In January 2018, the FASB released guidance on the accounting for tax on the global intangible low-taxed income ("GILTI") provisions of the Tax Cuts and Jobs Act ("Tax Act"). The GILTI provisions impose a tax on foreign income in excess of a deemed return on tangible assets of foreign corporations. The guidance indicates that companies must make a policy decision to either record deferred taxes related to GILTI inclusions or treat any taxes on GILTI inclusions as period costs. The Company has completed its analysis related to this accounting policy election and has determined it will treat the taxes resulting from GILTI as a current-period expense, which is consistent with the treatment prior to the accounting policy election.
In March 2018, the FASB issued ASU No. 2018-05, "Income Taxes (Topic 740): Amendments to SEC Paragraphs Pursuant to SEC Staff Accounting Bulletin No. 118", which allowed the Company to record provisional amounts in earnings for the year ended December 30, 2017 due to the complexities involved in accounting for the enactment of the Tax Act. The Company recognized the estimated income tax effects of the Tax Act in its 2017 consolidated financial statements in accordance with Securities and Exchange Commission ("SEC") Staff Accounting Bulletin No. 118 ("SAB 118") and recorded revisions of our provisional estimate during the three months ended March 2018, June 30, 2018 ("June 2018") and September 29, 2018 ("September 2018"). VF finalized its accounting for the impact of the Tax Act during the three months ended December 2018. Refer to Note 13 for more information regarding the amounts recorded.

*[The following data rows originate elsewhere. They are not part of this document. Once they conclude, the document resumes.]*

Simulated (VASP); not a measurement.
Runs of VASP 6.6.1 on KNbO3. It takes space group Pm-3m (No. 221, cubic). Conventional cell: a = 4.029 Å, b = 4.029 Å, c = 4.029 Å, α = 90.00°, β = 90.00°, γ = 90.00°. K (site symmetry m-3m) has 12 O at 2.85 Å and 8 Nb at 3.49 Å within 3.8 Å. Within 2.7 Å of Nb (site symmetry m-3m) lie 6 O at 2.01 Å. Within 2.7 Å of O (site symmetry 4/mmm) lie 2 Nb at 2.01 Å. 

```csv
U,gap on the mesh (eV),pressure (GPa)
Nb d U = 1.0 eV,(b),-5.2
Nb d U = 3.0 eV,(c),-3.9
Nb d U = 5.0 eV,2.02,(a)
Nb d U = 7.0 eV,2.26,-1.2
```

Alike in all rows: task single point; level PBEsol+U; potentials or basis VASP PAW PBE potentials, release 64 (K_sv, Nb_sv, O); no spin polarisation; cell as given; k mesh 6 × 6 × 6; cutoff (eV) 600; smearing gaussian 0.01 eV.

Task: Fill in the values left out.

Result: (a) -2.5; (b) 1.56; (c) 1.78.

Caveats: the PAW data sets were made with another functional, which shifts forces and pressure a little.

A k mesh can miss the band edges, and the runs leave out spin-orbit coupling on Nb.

Recently Issued Accounting Standards
In February 2016, the FASB issued ASU No. 2016-02, "Leases (Topic 842)", a new accounting standard on leasing. The FASB has subsequently issued updates to the standard to provide additional clarification on specific topics, including permitted transition methods. This new standard will require companies to record most leased assets and related liabilities on the balance sheet, and also retains a dual model approach for assessing lease classification and recognizing expense. VF's cross-functional implementation team has completed the design phase of the project, which involved reviewing the standard's provisions, evaluating real estate and non-real estate lease arrangements and identifying arrangements that may contain embedded leases. This project is now in the final stages of the implementation phase which included collecting information from lease contracts, assessing potential embedded leases, evaluating accounting policy elections and implementing a new lease management system. Additionally, VF is updating processes and internal controls over systems and financial reporting to respond to relevant risks associated with the new standard including the preparation of the required financial information and new disclosures. VF expects this standard will have a material impact on the Consolidated Balance Sheets but does not expect it to have a material impact on the Consolidated Statements of Income. The Company will adopt the new standard in the first quarter of the year ended March 28, 2020 ("Fiscal 2020") utilizing the modified retrospective method and will recognize a cumulative-effect adjustment in retained earnings, if any, at the beginning of the period of adoption.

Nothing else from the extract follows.